Millett said the brain of a child who is worked with often and early in life looks physically different then a child who is shoved into the corner and ignored.

He cited a study in which kids were separated into groups. One group was given state-of-the-art cognitive learning, and the other group was not. Without exception, Millett said, all of those in the first group earned more money, had fewer children out of wedlock and were less likely to become incarcerated.

“The kids that have been worked with are more likely to become tax generators then tax consumers,” said Millett.

In fact, that same study found that for every dollar spent on a child’s education, that child would be able to make eight dollars more.

“The earlier you invest in a child, the higher the return,” Millett said.

Millett said education should not be considered kindergarten through the senior year of high school. It should be considered pre-kindergarten through at least 20 years old, if not eternity.

“Lack of coordinating pre-K through high school will have a negative impact on the U.S.,” said Millett.
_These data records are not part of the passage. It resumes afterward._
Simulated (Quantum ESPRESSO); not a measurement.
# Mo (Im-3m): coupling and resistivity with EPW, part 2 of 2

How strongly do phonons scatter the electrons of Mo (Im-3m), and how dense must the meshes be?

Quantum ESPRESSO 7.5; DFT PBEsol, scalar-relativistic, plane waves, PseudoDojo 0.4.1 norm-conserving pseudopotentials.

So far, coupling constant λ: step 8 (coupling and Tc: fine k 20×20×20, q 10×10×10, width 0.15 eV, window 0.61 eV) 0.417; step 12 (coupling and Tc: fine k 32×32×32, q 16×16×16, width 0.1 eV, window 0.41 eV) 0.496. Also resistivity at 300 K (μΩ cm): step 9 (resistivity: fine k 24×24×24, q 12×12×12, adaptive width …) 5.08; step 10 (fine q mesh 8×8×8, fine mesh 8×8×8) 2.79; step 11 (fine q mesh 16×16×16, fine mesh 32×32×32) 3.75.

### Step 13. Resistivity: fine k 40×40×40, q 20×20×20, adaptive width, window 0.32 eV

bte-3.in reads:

Many countries around the world already recognize that to be true, said Millett, and some companies are also recognizing this need. Millett sometimes introduces companies that want to be shown the benefit of education for their employees to four- and five-star early education programs.

Once, while in a conference, Millett was asked to join with a crowd in shouting “USA, we’re number one.” Later, the crowd were shown statistics that now make Millett say, “We used to be.”

According to Millett, a study determined that 15-year-olds in America rank 15th among other countries in their reading proficiency. That same group was found to rank 17th in their science proficiency and 25th in their math proficiency when competing with children from other countries.

“It’s not that we’re stupider then we used to be,” said Millett. “It’s that the rest of the world is smarter.”

Millett says we need to teach children from an early age to think and be creative. America has taught its children that if they memorize facts they are educated. Millett calls this obsoledge. Obsoledge is a word growing in popularity that combines the words obsolete and knowledge.

“If you just memorize things you become less relevant,” said Millett. “Those things you remember will become replaced by something else.”

In Millett’s opinion, Americans need to teach our children not to remember, but to think and anticipate. He also said that this needs to be taught very early in life.

If we remember both the disasters of the Challenger and Columbia space shuttles, he said, those disasters both stemmed from a failure during the launch. According to Millett, this is the same for our children. Failure to educate children before they reach kindergarten, he said, is a failure to launch them to where they need to be.

“When we botched that, that fail causes long unemployment lines, people without skills to compete, kids in poverty, high rates of incarceration, and us paying the tab for all of that,” said Millett.

Some statistics involving Rockingham County are troubling to Millett. The number of children in North Carolina who graduate from high school is 78.1 percent, but in Rockingham County that number drops to 68.9 percent.

While Millett said that this is a huge difference, Reidsville Mayor James Festerman could be heard in the crowd saying, “But that’s 10 percent.”

Another unsettling statistic, according to Millett, is one showing that 22.5 percent of North Carolina residents graduate from college. But here in Rockingham County, that number drops to 10.8 percent.

Several local residents who attended Millett’s speech told him there is a stigma in Rockingham County that the community shouldn’t bother to spend extra funds to educate children, because they will eventually just leave the county.

Millett said the Charlotte area has the same issue. It doesn’t matter if a community is rural or not, he said; people always want to go on to the bigger and better, and Charlotte children often want to work in New York or Chicago.

According to Millett, this stigma shouldn’t be applied to a community. What a community needs to be doing, he said, is advancing the education of its children, and then pulling the rest of the community up to that same level of education.